The vast majority of people in a fondo are recreational riders, not competitive riders … it isn’t about beating that guy over there or “winning”, it’s about finishing and hopefully improving your own time compared against prior years. Most of these participants are only “racing” themselves, not anyone else. And the rider who is “racing” is likely doing so against people who are not racing them in return, and that does not sound like a tasty recipe for success to me. It sounds dangerous.

Also, why add a women’s Cat 5 category when you can’t get enough women racing in the current category structure as is? Nothing like fragmenting categories even more … maybe USAC should expand the men’s categories to 8, and masters fields to x0-x3, x4-x6, and x7-x9.

It seems clear to me that with USA Cycling’s recent financial woes, that the expansion of their Ride membership program and these new changes are about bringing new people into the USAC-fold … which is not bad thing … but without developing those riders to ensure that they are actually ready for their upgrades.

By allowing riders to use Fondos for upgrades, you might as well allow them to use Strava results and training logs showing how much power they put out, and thus how “good” they are.

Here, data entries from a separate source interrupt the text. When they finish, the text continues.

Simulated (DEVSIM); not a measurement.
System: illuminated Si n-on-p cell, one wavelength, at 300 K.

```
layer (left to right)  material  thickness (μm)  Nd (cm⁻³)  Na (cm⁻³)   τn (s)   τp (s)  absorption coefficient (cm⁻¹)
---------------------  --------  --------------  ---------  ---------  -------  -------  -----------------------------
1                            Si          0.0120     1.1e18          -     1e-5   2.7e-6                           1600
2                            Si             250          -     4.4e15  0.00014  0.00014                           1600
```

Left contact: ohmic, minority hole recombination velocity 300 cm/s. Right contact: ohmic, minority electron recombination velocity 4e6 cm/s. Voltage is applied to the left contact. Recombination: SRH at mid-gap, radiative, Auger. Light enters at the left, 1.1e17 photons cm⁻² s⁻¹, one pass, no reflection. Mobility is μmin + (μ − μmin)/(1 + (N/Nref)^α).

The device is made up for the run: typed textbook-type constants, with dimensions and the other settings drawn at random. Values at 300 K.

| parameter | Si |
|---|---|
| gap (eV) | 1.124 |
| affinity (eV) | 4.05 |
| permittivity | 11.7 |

A rider can upgrade from 5 to 4 by finishing 10 races. There’s no requirement on where you need to finish. So I could start 10 races, soft-pedal, and finish way behind the field. As long as I’m classified as a finisher, it counts. A rider can also upgrade from 5 to 4 by earning 10 points in races. If I enter a single road race with a 50 rider field, sit in, and take the sprint for the win, I’ve just earned my 10 upgrade points. Neither of those situations would illustrate that I’m actually ready for a Cat 4 upgrade, just that I’m eligible.

Just because you can upgrade doesn’t mean that you necessarily should upgrade … so maybe instead of adding more categories, they should tighten up the upgrade requirements to ensure that riders are ready for the upgrade before they actually get the upgrade, and that’s really my point; riders shouldn’t upgrade until they are actually ready.

I understand trying to improve your financial outlook by growing membership, but this particular tactic for doing so? Not a wise decision.